Rafaël Rozendaal has shown at Centre Pompidou, Venice Biennial, Casa Franca Brasil Rio, TSCA Gallery Tokyo, Seoul Art Square, NIMk Amsterdam, and Stedelijk Museum. His work was included in the Phillips / tumblr Paddles On! auction (considered the first of its kind for digital art). He also enjoys mass-appeal popularity that’s rare for digital artists. He says his websites get 60 million unique visits per year. And he was selected for the Times Square–based public art series “Midnight Moment,” in which a bright, abstract animation of a couple kissing lit up digital billboards for 3 minutes each night.
His pieces tend to be simple, participatory, and outside the traditional confines of the ‘art world.’ His Abstract Browsing Chrome extension, for example, makes any website into stacked blocks of bright colors. It assigns each page element one of 12 day-glow tones and makes sites like The New York Times or Facebook into an acid-trip interpretation of a wireframe sketch. (He also uses this tool to create tapestries of select sites.)
In his pursuit of accessible art, he’s very conscious of the museum’s confines and the internet’s potential. “If you think only what is shown in museums is art, then democratization will never happen,” he says. “So it’s kind of a ‘catch 22’: it depends on what you consider is art, where the boundaries are. Because if you think that whatever is shown in institutions is art and is going to be part of art history, then that’s based on gatekeepers, because if they’re open then they’re not considered an institution. I think that is the big key difference: that the internet is completely open, that’s the only real difference.”

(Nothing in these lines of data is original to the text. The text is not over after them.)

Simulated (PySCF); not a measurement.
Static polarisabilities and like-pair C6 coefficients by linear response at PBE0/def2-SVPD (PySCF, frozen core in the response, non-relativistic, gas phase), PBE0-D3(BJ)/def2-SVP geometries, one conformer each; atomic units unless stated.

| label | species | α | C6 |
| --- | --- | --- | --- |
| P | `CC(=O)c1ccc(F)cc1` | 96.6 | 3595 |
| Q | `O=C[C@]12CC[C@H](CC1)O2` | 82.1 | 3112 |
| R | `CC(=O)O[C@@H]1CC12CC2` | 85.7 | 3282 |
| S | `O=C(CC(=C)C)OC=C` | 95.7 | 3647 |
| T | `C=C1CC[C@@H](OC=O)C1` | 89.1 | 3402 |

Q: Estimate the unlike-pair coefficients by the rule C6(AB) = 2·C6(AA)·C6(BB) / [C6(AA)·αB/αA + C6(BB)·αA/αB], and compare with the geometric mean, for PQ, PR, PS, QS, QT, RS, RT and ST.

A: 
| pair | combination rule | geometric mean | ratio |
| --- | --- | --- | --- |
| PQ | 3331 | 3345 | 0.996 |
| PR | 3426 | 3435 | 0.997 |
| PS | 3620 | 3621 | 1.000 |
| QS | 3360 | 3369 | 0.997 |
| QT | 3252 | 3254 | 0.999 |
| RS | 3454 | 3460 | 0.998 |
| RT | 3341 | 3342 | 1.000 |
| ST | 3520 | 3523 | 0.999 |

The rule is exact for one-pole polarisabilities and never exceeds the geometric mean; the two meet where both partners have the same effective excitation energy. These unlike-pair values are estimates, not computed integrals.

One of the key ways he’s tested how the internet can open access to art is by publishing his pieces as websites. His archive of URL canvases dates back to 2001 and includes more than 100 websites. please like .com offers just a lone Facebook “like” module; paper toilet .com features a roll of toilet paper; jello time .com is a bouncing blob of jello. They’re almost always interactive, asking to be liked, unrolled, or jiggled. Even his more abstract pieces, like into time .org and almost calm .com, respond to digital touch. They’re meant to be played with, loved, and shared.
It’s also notable that even as collectors purchase his sites, they remain open to the public. You’ll see collectors and institution names in the browser tab when you open an acquired piece. It’s the internet-era equivalent of museum halls named for public-minded donors.
it will never be the same .com does not yet carry a collector’s name. Clicking the page takes the viewer on a silent drive down a nighttime road, stars twinkling overhead. You’re not going anywhere in particular: the vanishing point on the horizon never transforms into an oncoming destination. This suspension of time and place speak to his treatment of the website as a medium. “The internet has its own pace,” he says. “You can flip through 1,000 images in 30 seconds, or stare at something for a day. It’s very different from television, where the pace is dictated. That’s why I make moving images that have no beginning or end. You can look at them for a few seconds, or leave them on your screen for a year.”